Personally, I think Kennedy was a fine president, indeed a good one in many respects. The recent Siena College presidential rankings had him coming in at #11, and insofar as I think presidential rankings are a valid enterprise, that seems like a pretty decent spot in my estimation. 

Nevertheless, I remain awestruck by the power of the Kennedy image, which as you can see still has a powerful effect on public thinking. It's worth noting here that a majority of Gallup respondents probably lack firsthand knowledge of the Kennedy presidency.  After all, those who were old enough to vote in the 1960 election would be no younger than 71 years old today.And inconvenient facts about the Kennedy record have been largely forgotten or at least overlooked as the years have gone by. For instance:

(1) When liberals think of the 1940s and 1950s, they are wont to lament the rise of McCarthyism, but Kennedy was not by any stretch a vigorous opponent of Joe McCarthy. In fact, he was the lone Democrat not to vote to condemn McCarthy in the Senate (he didn't vote at all). He also distinguished himself during the 1960 presidential campaign by running against the "missile gap" with the Soviets, the reality of which was, at best, debatable. Eisenhower tried through intermediaries to persuade JFK that there was no gap, but was fearful that public leaks would tipoff to the Soviets just how much the U.S. knew about their capabilities.

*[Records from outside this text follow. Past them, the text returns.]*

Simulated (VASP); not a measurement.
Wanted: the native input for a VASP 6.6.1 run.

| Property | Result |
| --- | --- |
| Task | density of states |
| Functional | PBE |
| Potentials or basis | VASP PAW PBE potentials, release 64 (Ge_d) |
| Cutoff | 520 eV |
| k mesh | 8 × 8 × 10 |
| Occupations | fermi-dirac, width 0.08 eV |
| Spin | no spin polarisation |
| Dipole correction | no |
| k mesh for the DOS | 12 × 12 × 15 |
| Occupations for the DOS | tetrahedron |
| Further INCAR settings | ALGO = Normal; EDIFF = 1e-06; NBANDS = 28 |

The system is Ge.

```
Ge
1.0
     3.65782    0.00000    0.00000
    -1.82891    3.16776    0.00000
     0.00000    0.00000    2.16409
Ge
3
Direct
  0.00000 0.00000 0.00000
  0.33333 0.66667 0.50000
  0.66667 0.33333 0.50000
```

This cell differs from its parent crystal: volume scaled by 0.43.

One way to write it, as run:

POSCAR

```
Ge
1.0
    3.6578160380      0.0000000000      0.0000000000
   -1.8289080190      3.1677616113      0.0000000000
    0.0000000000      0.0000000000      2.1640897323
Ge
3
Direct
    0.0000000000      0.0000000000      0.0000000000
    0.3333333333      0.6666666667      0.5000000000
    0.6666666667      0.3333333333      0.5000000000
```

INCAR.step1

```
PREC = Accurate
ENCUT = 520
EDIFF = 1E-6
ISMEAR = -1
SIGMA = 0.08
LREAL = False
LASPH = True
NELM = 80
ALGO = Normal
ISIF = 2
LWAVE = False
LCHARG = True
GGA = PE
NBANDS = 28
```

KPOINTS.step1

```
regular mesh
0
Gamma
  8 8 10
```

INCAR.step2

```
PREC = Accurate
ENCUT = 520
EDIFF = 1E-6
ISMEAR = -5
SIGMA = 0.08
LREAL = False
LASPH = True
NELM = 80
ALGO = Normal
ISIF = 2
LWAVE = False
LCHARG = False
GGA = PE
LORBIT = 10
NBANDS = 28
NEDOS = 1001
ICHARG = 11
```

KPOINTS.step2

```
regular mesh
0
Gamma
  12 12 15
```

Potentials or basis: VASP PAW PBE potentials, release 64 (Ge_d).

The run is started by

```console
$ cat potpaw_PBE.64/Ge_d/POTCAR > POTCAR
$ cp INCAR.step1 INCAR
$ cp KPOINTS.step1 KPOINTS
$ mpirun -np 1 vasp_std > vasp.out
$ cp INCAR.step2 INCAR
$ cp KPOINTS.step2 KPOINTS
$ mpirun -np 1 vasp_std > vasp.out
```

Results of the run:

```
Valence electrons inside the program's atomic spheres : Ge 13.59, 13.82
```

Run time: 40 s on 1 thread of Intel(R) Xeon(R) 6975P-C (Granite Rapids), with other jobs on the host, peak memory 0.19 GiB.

(2) His 14-year career in the Congress was fairly undistinguished, as Kennedy focused more on angling for the next job rather than promoting good policy. For instance, Kennedy voted strategically on amendments to the 1957 Civil Rights Act to keep all sides happy in the increasingly clunky Democratic coalition. 

(3) Accordingly, he was not the darling of the left, and to win the nomination in 1960 he had to defeat Hubert Humphrey in the primaries and stop a late-breaking movement to nominate Adlai Stevenson. Eleanor Roosevelt had publicly complained that JFK had "dodged the McCarthy issue in 1954." In 1960, she supported Stevenson.

(4) His domestic record as president was mixed at best. The 87th Congress (1961-62) had a Democratic House majority of 262-175, but that depended entirely on the conservative South, which had by that point formed a loose but effective alliance with northern Republicans to block liberal legislation. This helps explain why Kennedy got very little of substance through this Congress. But even so, he was often regarded as aloof and uninvolved in the legislative process. 

(5) He showed a great ability to grow and develop when it came to foreign affairs, as is evidenced by his much-celebrated handling of the Cuban Missile Crisis. Even so, he still has to take responsibility for the Bay of Pigs fiasco.

So, why is Kennedy rembered so loftily, considering these very real limitations? A big part of it, obviously, is the assassination, which is forever seared into our minds because of the Zapruder film. But I think there is more to it than that.  Before and after his presidency, the Kennedy image was the product of a very effective public relations campaign to present JFK in a certain way.